Bank takes $200M charge to cover legal costs, potential settlements arising from bond fund probe
Regions Financial Corp. reported its sixth loss in seven quarters on $200 million in costs for a regulatory probe into its Morgan Keegan brokerage unit.
The second-quarter net loss widened to $277 million, or 23 cents a share, from $188 million, or 22 cents, in the same period a year earlier, the Birmingham, Alabama-based lender said today in a statement. Earnings per share excluded $58 million in preferred dividends, or 5 cents a share. Regions was expected to lose 21 cents, according to the average estimate of 23 analysts surveyed by Bloomberg.
The $200 million charge reflects Regions' “estimate of probable loss” from settlements with investors over bond funds managed by Morgan Keegan, the company said. The Securities and Exchange Commission, Financial Industry Regulatory Authority and four state regulators said April 7 they were starting proceedings against Morgan Keegan over potential legal violations.
Regulators are scrutinizing whether fund managers properly kept investors abreast of risks and mounting losses as the U.S. housing market headed for collapse three years ago. The SEC's complaint names Morgan Keegan, its asset-management unit, fund manager James Kelsoe and Joseph Weller, who oversaw fund accounting during the alleged misconduct.
Morgan Keegan will “vigorously refute these charges,” spokesman Eric Bran said when the investigation was announced.
Morgan Keegan
Excluding the Morgan Keegan charge, Regions reported an 11- cent per share loss.
“We remain intensely focused on returning the company to sustainable profitability as our core business performance and risk profile incrementally continue to improve,” Chief Executive Officer Grayson Hall said in the statement.
Regions has written off more than $2.5 billion in loans during the past year, mostly from developers and home builders in Georgia and Florida markets that account for a quarter of total deposits. Hall, who replaced Dowd Ritter in April, said writedowns and loans not yielding interest should peak this summer.

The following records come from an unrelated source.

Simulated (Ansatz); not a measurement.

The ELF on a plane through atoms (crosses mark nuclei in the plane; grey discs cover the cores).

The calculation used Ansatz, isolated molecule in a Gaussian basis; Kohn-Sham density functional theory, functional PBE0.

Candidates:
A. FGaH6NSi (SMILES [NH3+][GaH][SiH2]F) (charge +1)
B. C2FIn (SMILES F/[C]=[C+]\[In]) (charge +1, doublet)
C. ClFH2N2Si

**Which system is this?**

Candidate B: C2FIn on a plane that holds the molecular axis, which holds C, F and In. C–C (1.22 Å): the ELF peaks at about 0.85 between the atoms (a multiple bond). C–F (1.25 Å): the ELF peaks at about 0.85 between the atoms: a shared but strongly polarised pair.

The bank “is still plagued by sizable loan issues that are not going to dissipate soon,” Richard Bove, an analyst at Rochdale Securities Inc., said in a June 22 report. “Despite the very solid improvement in the company's balance sheet, the earnings outlook remains clouded.”
Loan Losses
The bank cut its provision for loan losses to $651 million from $912 million a year earlier. Assets no longer collecting interest or restructured with new terms totaled $5.51 billion, up from $4.61 billion.
Charges for loans deemed uncollectible were $651 million, compared with $491 million. Deposits increased by 1.6 percent to $96.3 billion, while loans fell 11 percent to $85.9 billion.
Morgan Keegan reported a loss of $180 million, compared with a profit of $30 million a year earlier. Revenue declined 8 percent to $310 million at the unit.
Regions rose 44 cents, or 6.6 percent, to $7.09 yesterday in New York Stock Exchange composite trading. The shares have gained 34 percent this year.